Does the White House want to limit the tax benefits of municipal bonds?
It’s hard to tell.
In a story Monday, The Bond Buyer, quoting unnamed “senior White House economic advisors”, said the administration has backed away from its proposal to cap the value of the municipal bond tax exemption at 28%. The proposal was part of the administration’s American Jobs Act, unveiled in September, which included tax cuts and new government spending.
Since the proposal was introduced, the White House heard from an overwhelming number of municipal officials and reconsidered the adverse effect it would have on already-stretched state and local government finances. The plan, it said, would be “off the table.”
Apparently, something changed
Curiously, in a story today, “knowledgeable sources” told the industry publication that the cap would in fact be included in the president’s fiscal 2013 budget. In a quote that raises more questions than it answers, a “White House official” said:
“The administration understands the importance of tax incentives for municipal finance. That’s why we have supported Build America Bonds and why we did not include the municipal bond tax exemption in the president’s State of the Union proposal to eliminate tax incentives for millionaires. But the administration has no plans to revisit the specific September proposal that would impose a 28% across-the-board limit on the value of tax preferences for high-income households.”
Anyone searching for a definitive read on the situation would be hard pressed to find one.

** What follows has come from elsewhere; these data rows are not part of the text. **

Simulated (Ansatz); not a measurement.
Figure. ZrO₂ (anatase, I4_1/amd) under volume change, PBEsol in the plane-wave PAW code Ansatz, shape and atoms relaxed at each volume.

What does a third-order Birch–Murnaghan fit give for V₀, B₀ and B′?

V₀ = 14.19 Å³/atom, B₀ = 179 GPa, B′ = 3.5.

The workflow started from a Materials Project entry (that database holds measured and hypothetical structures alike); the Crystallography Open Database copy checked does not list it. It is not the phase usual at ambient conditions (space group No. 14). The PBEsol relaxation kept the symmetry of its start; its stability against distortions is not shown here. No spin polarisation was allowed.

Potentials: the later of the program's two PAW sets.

The administration may have forgotten that their proposal last fall would limit the tax benefit on municipal bonds, as well as other tax expenditures and deductions, to 28% for individuals who earn more than $200,000 a year and couples earning more than $250,000 per year. The exemption for earners in the highest tax bracket is currently worth 35% per year.
As we noted back then (“Job Bill Misfires in Attack on Muni Bonds” ), the plan would dramatically increase borrowing costs for state and local municipalities and would almost certainly delay or cancel much needed capital projects. It is also obvious, the proposal is at odds with its purported intention – to spur job growth.
Now there is confusion.
Because the original plan had limited support, there was virtually no market reaction when it was first introduced. And once again, its chances of ultimately becoming law are remote.
However, despite its lack of support in Congress and among state and local officials, two bipartisan commissions charged with recommending ways to cut the deficit and reform the tax code have recommended curtailing or eliminating the tax exemption on new muni bonds. Important for bondholders is the indication that in the unlikely event that tax advantages are curtailed, they could not be applied retroactively.
Fiscal reform is essential, but limiting the means by which our infrastructure is rebuilt and jobs are created – the basis of a sound economy – is foolhardy, and sadly, would be more costly to taxpayers after all is said and done.